Children in Ukraine’s second-largest city of Kharkiv created artworks portraying their experience of war while living underground in the city's metro, where residents found refuge from Russian bombs, during three gruelling months last spring. Their striking artworks are now the subject of an exhibition in Paris that runs through November 4. FRANCE 24 spoke to the show’s organisers during their brief stop in the French capital.
Until barely a week ago, Mykola Kolomiets had never travelled outside his native Ukraine. Two days after landing in Paris, the 39-year-old artist from Kharkiv was still struggling to find his bearings, unnerved by the bustle of the French capital and the roar of planes flying overhead.

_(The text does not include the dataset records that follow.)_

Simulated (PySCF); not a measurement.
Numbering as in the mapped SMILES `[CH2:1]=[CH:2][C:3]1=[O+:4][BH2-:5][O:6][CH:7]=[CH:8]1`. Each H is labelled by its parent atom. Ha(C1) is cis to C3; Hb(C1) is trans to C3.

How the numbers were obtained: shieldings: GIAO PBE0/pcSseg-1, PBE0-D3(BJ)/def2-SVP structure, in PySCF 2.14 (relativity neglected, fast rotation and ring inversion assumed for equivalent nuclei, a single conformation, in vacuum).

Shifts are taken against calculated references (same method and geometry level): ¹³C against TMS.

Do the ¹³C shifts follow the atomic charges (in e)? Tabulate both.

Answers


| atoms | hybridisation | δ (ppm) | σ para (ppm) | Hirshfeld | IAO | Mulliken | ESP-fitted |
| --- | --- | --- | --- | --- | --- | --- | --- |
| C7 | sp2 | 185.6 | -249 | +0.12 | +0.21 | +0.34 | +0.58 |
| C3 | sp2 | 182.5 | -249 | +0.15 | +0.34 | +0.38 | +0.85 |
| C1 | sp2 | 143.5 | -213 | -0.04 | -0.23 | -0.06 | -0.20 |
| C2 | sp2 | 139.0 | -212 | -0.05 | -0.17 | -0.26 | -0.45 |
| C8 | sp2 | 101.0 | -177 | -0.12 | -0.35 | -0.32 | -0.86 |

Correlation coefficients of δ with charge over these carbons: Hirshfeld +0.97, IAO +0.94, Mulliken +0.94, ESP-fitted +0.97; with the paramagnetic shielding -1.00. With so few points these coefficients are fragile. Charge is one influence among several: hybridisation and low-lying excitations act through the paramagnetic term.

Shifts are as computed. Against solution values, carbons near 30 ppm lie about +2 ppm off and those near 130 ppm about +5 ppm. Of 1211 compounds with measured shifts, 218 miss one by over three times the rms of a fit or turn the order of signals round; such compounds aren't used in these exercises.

“At every rumble I feel I need to duck for cover,” he said, speaking through a translator. “But I try to keep this at a distance. I’m here for work.”
Kolomiets is the director of "Aza Nizi Maza", a workshop for artists in Kharkiv. He ventured out of his battle-scarred hometown last week, travelling by bus, train and plane all the way to Paris to showcase the work of children who lived through Russia’s invasion of their homeland.
His exhibition, “Sous terre et sur terre” ("Underground and overground"), which opened on Tuesday at the town hall of the 11th arrondissement (district) of Paris, bears witness to a unique artistic experience he had last spring in Kharkiv’s metro system, where several hundred families had taken refuge at the height of the Russian onslaught.
“In just a few days, the metro had become a proper little city.”